Visions: A Zen Meditation

Visions: A Zen Meditation May 13, 2018


 

It was on this day in 1373 that Julian of Norwich recovered from a serious illness during which she experienced a series of sixteen visions. And it is on this day she began to write down what had happened to her. She kept working on that text for several years. This writings would eventually become the Revelations of Divine Love.

Beyond her writings we know almost nothing about her, not even her name. About all we are sure of is that she lived for years as an anchorite, a solitary monastic, at the church of St Julian in Norwich, from which we get a name for her.

She hasn’t been formally acknowledged as a saint within the Roman church, although many celebrate the 13th of May as her feast. The Anglican church does honor her officially, on the 8th of May. As do some Lutherans.

Now my problem with Julian is the standard one for a Zen person when confronted with visionary experiences. If someone comes to me in my capacity as a spiritual director and tells of experiencing visions my response is, “Don’t worry, they will pass.” And they do pass.

More problematically, I’m painfully aware of how many people who experience visions create idols of the truth they appear to experience. It is common to twist the realities our hearts can and do perceive. Often they contain some seed of that reality, some genuine experience of depth. But most often these insights are quickly interpreted through some misunderstanding of what happened, or some dogmatic assumptions, or, even more likely through some wound of the human heart that twists the original insight until it is almost or even completely lost. Too often I’ve heard reports from people where their interpretation and their certainty about it seems to lead to more sorrow than joy.

So, the caution. Don’t worry. It will pass. And. It will.

The name we in Zen give visions is makyo. Makyo literally means a ghost or a devil cave. I’ve seen the term freely rendered as “diabolic interference.”

The assumption for us on the Zen way is at one with the bumper sticker that reads “don’t believe everything you think.” Actually, don’t believe anything you think. It never is the reality. Our interpretation, our memory of what we experienced can be important. Is important. But, its always through a glass darkly. It is always recalled reflected in a funhouse mirror.

And.

And, these experiences can have truth about them. Often they do. In my own spiritual quest I experienced a number of these visionary experiences, makyo, if you will. The one that most rises in my heart as I write this is how during an intensive Zen meditation retreat having a vision of Jesus walking toward me and saying, “I have a great gift for you.” My immediate thought was of my childhood Jesus, the one with all the children. And waves of gentle love washing over me. Then. He spreads his hands to reveal bleeding wounds. A terrible visceral fear leaps into my throat, as he then grasps my own hands with those bleeding hands. And, with that the pain of worlds birthing and dying ran from his wounds into what are now mine.

My hands hurt for weeks after…

And. I take it as makyo.

And. And, there is a very important part of my spiritual life that is informed by the hurt of the world that finds expression in that vision.

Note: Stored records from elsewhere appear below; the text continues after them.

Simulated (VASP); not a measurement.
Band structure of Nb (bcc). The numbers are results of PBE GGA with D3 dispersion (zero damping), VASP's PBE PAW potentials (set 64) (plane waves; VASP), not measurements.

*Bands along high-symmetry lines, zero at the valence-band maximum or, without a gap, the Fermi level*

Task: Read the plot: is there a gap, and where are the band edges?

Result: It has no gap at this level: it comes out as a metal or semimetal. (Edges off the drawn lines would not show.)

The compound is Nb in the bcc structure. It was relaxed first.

But, nonetheless taken as something that happened once in the past. And which is now a story, polished, and recalled. So, I don’t take it seriously. Well, I do. Deadly seriously. But, I also hold it lightly. I hold it as part of a world of experiences. It is part of who I am. And, in that part I see into something mysterious and true. But, I know it is also my reading, my experience, my vision; and only, ever, only a part of something more.

What it does more me more than anything is lead me into the ways of not knowing.

Just so, the woman we know as Julian had her visions. And reflected. And found a teaching that many of us find worthy. Including, no doubt, me.

For Julian there appear to be three things that emerged. One, maybe the most important was that there was a great love in the universe, something that appeared to be able to overcome even hell. Second she saw that sin was ignorance. And third her imagery of the divine, both God and Jesus was feminine. It seems to me each of these things takes Christianity to a new place, a more valuable and if you will, truer place.

In many ways her “all shall be well” reminds me of Yunmen Wenyan’s great koan “Every day is a good day.” Another line delivered in the midst of much hurt.

I find these true paintings. The thing is if something like these revelations can be encountered “lightly,” not superficially, but held with open hands, broadly, pointing, informing but not inviting a closing down on it as the only truth, then we are truly invited into that mystery of not knowing. Even those hands grasping tightly as worlds birth and die must be held lightly. Not knowing. Only not knowing. The well that never dries up.

And with that a major practice point for all of us, whether on the Zen way, or any other path of depth. Experience what experience you are gifted with. Hold these things lightly, don’t crush the life out of them, hold them lightly. And then who knows what might be revealed.

In “Little Gidding,” the fourth of T. S. Eliot’s “Four Quartets,” he lifts two lines from Julian, “the ground of our beseeching,” and that all shall be well line, “…all shall be well, and all shall be well, and all manner of things shall be well.”

It seems to capture much of the spirit of divine vision that is useful.

An invitation to the open heart, the full heart, the heart that does not turn away, and what might be found in such a moment of naked presence…

Whatever we inherit from the fortunate
We have taken from the defeated
What they had to leave us – a symbol:
A symbol perfected in death.
And all shall be well and
All maner of things shall be well
By the purification of the motive
in the ground of our beseeching.

Vision.

Reality.

Pay attention. Grasp nothing. Hold all with open hands.